Greece's Curiosities: Wild, Difficult, Maniots
BalkanTravellers.com
Killing the men and taking off the roof – these were the requirements which would make the Maniots win their wars. Settling in the Mani Peninsula on Peloponnesus after the fall of the Byzantine Empire in the fifteenth century, numerous noble clans, calling themselves Nikians, found it difficult to share its tiny, infertile land.
Their blood feuds defined the history of the area for four centuries, reducing it to endless little wars between the nobility and constant migration for the rest of the population. For the battles of the Nikians belonged only to the Nikians. The men would fight, while the women and the children, generally out of danger, would provide the food. The common peasantry was not only free to go - it was encouraged to do so. The wars of the Maniots - lasting, bloody and numerous, left the landscape dotted with hundreds of half-destroyed towers, spreading further and further the word of the locals’ somewhat ominous character.

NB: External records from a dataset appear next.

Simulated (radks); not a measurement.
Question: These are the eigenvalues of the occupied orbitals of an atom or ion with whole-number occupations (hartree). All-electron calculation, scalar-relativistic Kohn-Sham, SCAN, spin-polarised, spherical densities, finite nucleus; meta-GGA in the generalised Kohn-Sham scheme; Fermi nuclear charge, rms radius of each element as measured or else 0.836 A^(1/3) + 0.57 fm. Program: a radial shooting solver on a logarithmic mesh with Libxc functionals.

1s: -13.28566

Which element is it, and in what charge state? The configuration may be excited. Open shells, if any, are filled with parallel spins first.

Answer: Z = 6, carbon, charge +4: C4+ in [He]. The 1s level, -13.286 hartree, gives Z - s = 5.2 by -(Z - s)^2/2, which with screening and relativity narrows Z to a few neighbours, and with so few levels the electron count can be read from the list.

The fear from their ferocity grew so strong that under the Ottoman Empire two fortresses were built at the entrance of the Mani Peninsula – not to guard the Maniots, but rather to protect the Peloponnesus from them.
In the nineteenth century the modern world realised that this fortification made sense: in September of 1831, the Mavromihalis clan spectacularly murdered the first Greek Prime Minister, Kapodistrias, on the fountain steps in the then-capital of the new independent state, Nafplio.
The latest major Maniots’ battle took place quite a few years later – in 1870, when it grew so far out of control that the national army had to interfere to put it down.
Today, sitting in the friendly tavernas and terraces of Areopoli or Kitta one can hardly believe the peninsula’s history. Yet the towers, mostly halved, are here as a proof. They make the most stunning feature of the Mani, one of the wildest territories of mainland Greece. Built out of rocks cut from the mountains that dominate the peninsula, they often merge with the landscape from a distance and only their shadows or an occasional leafy background make them stand out.
Although architecturally unremarkable, the towers add something human to the moony look of the Mani. Ironically, despite their once gloomy role, the feeling they provoke is that of an enduring civilization.